Potter Listening Tour

When it comes to applying technology to improve their business, leaders of the Washington Missourian take a best of both worlds approach.

The twice-weekly paper in Eastern Missouri has pushed into nearly every new digital communication method — from a website to Twitter to Pinterest.

“If we don’t do it,” says Advertising Director Jeanine York, “somebody else will.”

Meanwhile, parent Missouri Publishing Company has also made major investments in commercial printing, moving into opportunities where other companies have moved out. Commercial printing accounts for about three-eighths of company revenues, says Bill Miller Jr., general manager.

But here, too, technology is making a major impact. “It’s always been about the equipment,” Miller says during a tour of his company’s press facility, which includes a high-tech 18-unit Goss Urbanite press.

Using technology to improve their business has always been part of the Miller family’s approach, three generations of whom have run the paper since 1937. The Missourian was the second paper in the state to move to offset printing in the early 1960s.

Now Missourian staffers pore over a wide range of sources to find new and better ways of doing business. The original Potter Conference in October 2011, for example, provided a number of small techniques the company has adopted, says Miller. “I almost didn’t go,” he recalls, “but at the last minute I jumped in the car, and then I was blown away.”

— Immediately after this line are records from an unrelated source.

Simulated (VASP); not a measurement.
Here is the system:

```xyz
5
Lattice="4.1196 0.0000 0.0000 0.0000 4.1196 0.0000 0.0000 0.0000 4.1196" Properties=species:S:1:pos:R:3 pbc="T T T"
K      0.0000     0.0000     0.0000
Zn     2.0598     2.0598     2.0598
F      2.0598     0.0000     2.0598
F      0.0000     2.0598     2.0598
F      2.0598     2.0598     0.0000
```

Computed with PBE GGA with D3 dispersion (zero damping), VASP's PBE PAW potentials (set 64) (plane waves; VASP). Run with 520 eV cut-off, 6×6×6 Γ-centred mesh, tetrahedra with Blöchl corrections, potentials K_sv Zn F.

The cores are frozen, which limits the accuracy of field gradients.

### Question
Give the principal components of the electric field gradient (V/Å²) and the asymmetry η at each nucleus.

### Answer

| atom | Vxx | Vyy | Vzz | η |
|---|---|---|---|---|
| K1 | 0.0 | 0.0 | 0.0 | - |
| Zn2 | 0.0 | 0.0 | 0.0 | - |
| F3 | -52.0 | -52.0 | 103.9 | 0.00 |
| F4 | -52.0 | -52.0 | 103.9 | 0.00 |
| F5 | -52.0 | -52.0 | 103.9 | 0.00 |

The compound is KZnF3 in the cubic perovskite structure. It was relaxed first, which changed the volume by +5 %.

He points to handouts that use Google Analytics to detail the Missourian’s digital audience. “You taught us that,” he tells me.

Combining digital and print audiences has helped the Missourian grow its share of the market, which includes more than 100,000 souls in Franklin County. The print and digital efforts together reach 92 percent of the market, according to a recent survey by the Donald W. Reynolds Journalism Institute.